Cape Town celebrates Arbor Month


In celebration of Arbor Month, the City of Cape Town will be planting over 200 trees and 2000 spekboom, targeting communities where there is both a need for greener spaces and a shared commitment to care for the environment.

The Tree of the Year, Cape Ash, will be planted in various areas throughout the metropole.

September falls towards the end of Cape Town’s rainy season. Cape Town has a unique climate where specific species of trees grow. Traditionally, tree planting is best throughout the winter months.

This year, the City will mark the end of a successful planting season with the planting of numerous trees, including the Common Tree of the Year, Cape Ash (Ekebergia Capensis) which is indigenous to the Western Cape and is grown in the City’s Nursery. The Cape Ash trees will be planted in locations nominated by different community interest groups and residents via their ward councillors.

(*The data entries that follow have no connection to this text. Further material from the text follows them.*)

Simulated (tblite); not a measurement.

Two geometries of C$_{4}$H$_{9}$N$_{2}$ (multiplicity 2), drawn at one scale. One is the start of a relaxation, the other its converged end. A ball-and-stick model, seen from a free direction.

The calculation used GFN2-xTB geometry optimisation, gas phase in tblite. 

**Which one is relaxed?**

The Cape Ash tree is an evergreen fruit bearing tree, which can grow up to 15m high. Its trunk and stems are greyish black, with large, glossy green leaves often with pink edges. On occasion, the tree shows its beautiful white, scented flowers in summer along with seeded red fruit enjoyed by birds and small animals. Historically, the Cape Ash was used as a decorative street tree, offering good shade and some resistance to drought conditions. This tree and others can be grown from seeds or cuttings.

‘It is important that we recognise the role that trees play in our lives. Trees not only provide oxygen, fruit and nuts but also extract carbon monoxide and beautify the environment and are an important link in the ecosystem. It is remarkable how a bland landscape can be immediately transformed into an inviting outdoor play area, and so many of us enjoy the beauty of leaves, shade and colour as seasons change. Learning how to preserve nature’s gifts and care for the environment is something we can all contribute to and enjoy by planting more trees and being mindful that bark stripping and littering prevents them from flourishing,’ said Councillor Zahid Badroodien, Mayoral Committee member for Community services and Health.

The Recreation and Parks department will be publishing a calendar of planting activities every week during Arbor month. To get involved, visit their website to find out if planting is happening in your area or take a selfie with a newly planted tree and tag the city in support of Arbor month #arbormonth.

  • The City has developed a Best Practice Guideline for Trees for property owners, officials, developers, architects, planners and residents on how to protect, enhance and manage our trees. This guideline is now available online.

‘It is wonderful to be part of such a great initiative during these challenging times. Let us not forget what important role trees and nature play in our lives. By planting a tree, we can motivate each other in caring for the environment. Planting a tree is an investment in a green environment, which we all are responsible to care for,’ said Councillor Badroodien.

The City of Cape Town’s Recreation and Parks Department recently completed a tree mapping project which is a first in South Africa. The pilot project started in June last year and will provide extensive data on all trees within the city.